South of the border, the Republican party tells a similar story. For decades, it has thundered about illegal immigration while quietly enabling legal migration on a massive scale. Ronald Reagan, the icon of modern American conservatism, granted amnesty to millions in 1986 under the Immigration Reform and Control Act, declaring it a one-time correction that would fix the problem forever. It did not. The border remained porous, and the precedent was set. Later Republican administrations promised toughness but delivered managerialism: walls half-built, enforcement half-hearted, rhetoric disconnected from results. Even when they controlled Congress and the White House, Republicans flinched from using power to reform a system that rewards chaos. They were terrified of the media, of corporate donors, of their own moral uncertainty.
They governed as if the question of who enters and who belongs were a matter of economics, not of identity. The result has been a steady erosion of social cohesion and the rise of populism as the only force willing to name what the establishment right refused to confront.
The great tragedy is that the right once understood the moral dimension of civilization. It understood that a nation is not just a collection of individuals but a covenant between generations, bound by memory and duty, by a shared story and shared obligations. But over time, the conservative parties of the West became liberal parties with slower reflexes. They adopted the language of compassion, the theology of globalism, the logic of markets, and the esthetics of restraint. They preached prudence while practising abdication. Their idea of stability was to manage the revolution rather than resist it. Every time they were given power, they promised to correct the excesses of the left, and every time, they merely administered them more efficiently.
It is no accident that populism has risen from the ruins of this betrayal. People were not seduced by extremism; they were abandoned by moderation. When citizens looked to the mainstream right for protection from mass migration, from cultural dissolution, from the erosion of meaning, they found bureaucrats instead of believers. They found a politics of hesitation, a cowardly centrism that worshipped process and feared conviction. And so the right’s greatest sin was not malice but weakness. It mistook compromise for virtue, consensus for peace, and delay for wisdom. In the end, it was the polite right that gave the left its victories, one concession at a time.

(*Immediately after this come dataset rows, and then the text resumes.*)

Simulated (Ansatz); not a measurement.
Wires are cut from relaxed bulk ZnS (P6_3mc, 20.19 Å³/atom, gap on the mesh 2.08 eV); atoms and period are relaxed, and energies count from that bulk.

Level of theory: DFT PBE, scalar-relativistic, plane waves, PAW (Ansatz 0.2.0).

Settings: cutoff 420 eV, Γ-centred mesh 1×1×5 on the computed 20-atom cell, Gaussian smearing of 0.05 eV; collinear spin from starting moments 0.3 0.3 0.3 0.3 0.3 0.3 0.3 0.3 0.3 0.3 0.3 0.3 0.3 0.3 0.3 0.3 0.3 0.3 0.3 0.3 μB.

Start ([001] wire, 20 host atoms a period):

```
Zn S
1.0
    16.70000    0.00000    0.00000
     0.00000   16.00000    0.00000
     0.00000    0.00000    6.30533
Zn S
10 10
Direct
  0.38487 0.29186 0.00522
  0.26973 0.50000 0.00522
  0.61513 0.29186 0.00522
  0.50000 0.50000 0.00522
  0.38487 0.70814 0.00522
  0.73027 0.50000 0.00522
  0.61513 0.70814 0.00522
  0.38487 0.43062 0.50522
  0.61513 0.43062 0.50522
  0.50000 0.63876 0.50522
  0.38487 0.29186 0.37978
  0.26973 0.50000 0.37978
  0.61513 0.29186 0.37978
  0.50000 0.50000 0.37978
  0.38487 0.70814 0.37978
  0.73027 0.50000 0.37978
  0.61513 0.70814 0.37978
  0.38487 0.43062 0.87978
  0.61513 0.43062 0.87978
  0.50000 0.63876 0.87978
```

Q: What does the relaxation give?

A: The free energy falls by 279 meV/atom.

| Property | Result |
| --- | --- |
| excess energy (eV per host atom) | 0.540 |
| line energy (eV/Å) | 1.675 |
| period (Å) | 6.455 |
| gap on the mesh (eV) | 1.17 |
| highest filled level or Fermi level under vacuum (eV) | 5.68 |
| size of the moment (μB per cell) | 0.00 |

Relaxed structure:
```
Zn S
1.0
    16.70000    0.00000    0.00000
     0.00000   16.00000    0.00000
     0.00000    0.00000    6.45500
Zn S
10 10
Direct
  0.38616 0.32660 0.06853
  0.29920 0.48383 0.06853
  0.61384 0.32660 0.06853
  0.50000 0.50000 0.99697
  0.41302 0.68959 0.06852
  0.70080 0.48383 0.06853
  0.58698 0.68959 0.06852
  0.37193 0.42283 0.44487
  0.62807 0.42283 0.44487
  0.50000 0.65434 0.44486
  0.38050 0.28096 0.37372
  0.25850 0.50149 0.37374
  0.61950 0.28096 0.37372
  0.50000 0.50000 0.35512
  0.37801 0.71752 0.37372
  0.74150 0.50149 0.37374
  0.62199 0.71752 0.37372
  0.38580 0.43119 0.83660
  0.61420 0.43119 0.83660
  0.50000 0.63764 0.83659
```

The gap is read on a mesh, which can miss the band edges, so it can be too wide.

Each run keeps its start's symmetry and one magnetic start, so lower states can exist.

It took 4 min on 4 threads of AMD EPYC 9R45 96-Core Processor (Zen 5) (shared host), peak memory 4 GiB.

Conservatives must face this truth without evasion. The West is not being undermined by its enemies alone. Blame its caretakers, those who thought they could preserve civilization by yielding its substance while keeping its name. The crisis of the West is therefore not only moral or cultural but political. It is the collapse of a conservative tradition that lost the courage to conserve. Until the right admits its complicity and rediscovers the virtue of defiance — rooted not in exclusion, but in the defence of the shared civic and cultural inheritance that newcomers are welcome to join and strengthen — it will remain unfit to lead. For repentance must precede redemption, and only when the right stops excusing its own failures can it begin the work of renewal.